So how many of each type of card was made? We can’t figured it out for every type of insert or parallel. Some card types we don’t have enough information. Other times however, Topps is nice enough to tell us exactly how many of a card was produced. Like previous sets, Topps has continued to number many card types. This means we already know most of the parallel and insert numbers already! Makes this post a lot easier! We know Spit /99, Bloody /75, and Fool’s Gold /50 for the parallels, and Patches /50 and Autos /25 for the insert sets!

Still there are some things we just can’t determine. Topps has made it tough on us in recent releases. They no longer share a lot of information on the sell sheets for insertion numbers. This means we can not figure out each different retail pack type. Therefore, there are many retail items that we are unable to determine the production on. For example, the Yellow Phlegm borders. Since there is no way to break out the number of gravity feed packs from the other retail packs, we can not determine how many Phlegm borders were made. This also true for the various retail bonus sets; Classic 80’s (Jumbo Insert Set), Gross Bears, and Bathroom Buddies. However, with production being slightly down compared to Battle of the Bands, you should see similar numbers of those this series. The lack of retail breakdown also means we can not determine how many Loaded Sketches or Panoramic Sketches were inserted into packs.

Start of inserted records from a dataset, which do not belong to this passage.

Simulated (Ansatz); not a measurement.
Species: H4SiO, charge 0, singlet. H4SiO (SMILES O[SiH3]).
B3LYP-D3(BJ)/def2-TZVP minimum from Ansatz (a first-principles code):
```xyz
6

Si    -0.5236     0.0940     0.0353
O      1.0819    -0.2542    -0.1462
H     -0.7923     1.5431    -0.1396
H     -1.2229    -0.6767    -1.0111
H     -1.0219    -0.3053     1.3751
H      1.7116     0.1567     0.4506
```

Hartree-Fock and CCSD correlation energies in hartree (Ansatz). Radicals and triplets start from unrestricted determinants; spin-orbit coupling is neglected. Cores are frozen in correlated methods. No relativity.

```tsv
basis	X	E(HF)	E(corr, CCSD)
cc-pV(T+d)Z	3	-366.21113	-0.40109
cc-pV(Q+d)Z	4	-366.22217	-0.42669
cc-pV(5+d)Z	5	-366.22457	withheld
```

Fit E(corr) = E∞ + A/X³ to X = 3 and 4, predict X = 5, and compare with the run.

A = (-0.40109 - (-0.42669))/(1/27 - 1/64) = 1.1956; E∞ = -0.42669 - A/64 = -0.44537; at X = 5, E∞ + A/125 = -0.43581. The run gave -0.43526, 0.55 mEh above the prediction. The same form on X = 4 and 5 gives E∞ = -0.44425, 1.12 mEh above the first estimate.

Let’s discuss what we can figure out.

While we can’t figure out the Yellow Phlegm parallel, we can determine how many of the other two non-numbered parallels were made. We can also find out how many of the Wax Pack Parody bonus inserts were made.

  • Bruised Borders – 39,000 Collector packs X 1 Odds (doh) = 39,000 total Bruised borders / 180 cards in set = 216 per card.
  • Puke Borders – 393,000 Retail packs X 1 Odds (doh) = 393,000 total Puke borders / 180 cards in set = 2,183 per card.
  • Concert Posters & Album Covers – 39,000 Collector packs  / 24 Odds = 1625 total cards / 10 in set = 162 of each card made.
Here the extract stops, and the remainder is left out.